So Samuel had been asked to build a new home for the Timorese pastors of the Nazarene church in Los Palos. The American Nazarene missionary (Pastor Warren just turned 63, and leaving Timor in July after 10 years service here) has some money for the materials, but not much to help us with living costs. We would have to live there for 2-3 months if Samuel was building it, as it takes a full day to drive there, and commuting just would'nt work. On top of that the housing options are very limited. There used to be a "motel" of sorts. But it cost $20/person /night and would work out too expensive, and then word is it has closed down. A dry suitable living spot would be hard to find.
We really loved the whole vision of the place as they plan to develop it with some dorms for young people to study.
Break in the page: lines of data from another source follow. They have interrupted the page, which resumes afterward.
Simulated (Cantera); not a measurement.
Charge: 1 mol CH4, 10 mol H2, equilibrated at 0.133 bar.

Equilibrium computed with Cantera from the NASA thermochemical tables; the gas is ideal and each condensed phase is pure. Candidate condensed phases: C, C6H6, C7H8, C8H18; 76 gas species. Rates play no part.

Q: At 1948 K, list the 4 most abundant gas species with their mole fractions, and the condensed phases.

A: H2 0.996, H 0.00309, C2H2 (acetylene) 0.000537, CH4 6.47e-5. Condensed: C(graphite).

And our hearts were very touched by the difficult living conditions of the pastor and his family. Leaking house, sometimes hungry as they only recieve a wage of $50/month. (A days wages is around $6/day, but an average monthly wage might be $80.) Pastor Samuel is a softly spoken gentle man originally from Atauro Island. His wife is also very kind and gentle. As we were leaving their house she asked me if Samuel would be returning. I said yes, thinking that she meant back from across the road. She proceeded to offer great thanks and praise to God, and I realised that she was meaning "Will Samuel be returning to help us?
In the same week World vision asked Samuel to assist with a major water project for the whole district of Baucau. This would also be for around 3 months, and we would need to be based at Baucau - 3-4hrs drive from Dili. (~halfway to Los Palos)
This position would be a paid one, with the possibility that they may assist us in finding/paying for short term accommodation. (oh for our little yellow caravan! How many times have i dreamed it over here...)
So we came to Monday morning. Samuel explained the whole decision to me. He felt that as a family we could not manage both, and he wanted me to decide, as I have been struggling with our long term difficult living situations. Oh my heart was torn. The world vision project seemed to be the wiser, easier choice, and the house at Los Palos the more spiritually acceptable and emotionally touching one. I quickly headed upstairs to pray. I read the bible using my usual "random-page-crying-out-to-God" technique. The page happened to be in acts about whether Gentiles needed to be circumcised, and how God led them to decide that no, it was not required. I prayed hard, hoping that God was encouraging me not to be so hard on myself - well I am a Gentile after all!
I tearfully expressed my various emotions to Samuel before biting the bullet and saying I would prefer the World Vision project. He then went outside to let the American missionary know that we felt we couldn’t commit to building the whole house at this time. But he said he could help with design and preparation. The missionary was very understanding and took it very well expressing that it didn’t have to be done straight away, and there was a rumour about an American carpenter coming for a while.
About 2 hours later Samuel received a phone call back from this man. He had just been told that the carpenter was definitely coming over in June for 3-4 weeks. What a miracle!
So, Samuel thinks he can organise the foundations, and prepare supplies for this American carpenter. We will leave Dili about 3 days after he arrives, so Samuel will be able to meet him and give him tools etc, and hopefully this guy can help construct the walls, and maybe we will be able to help with the roof later on.
God has provided.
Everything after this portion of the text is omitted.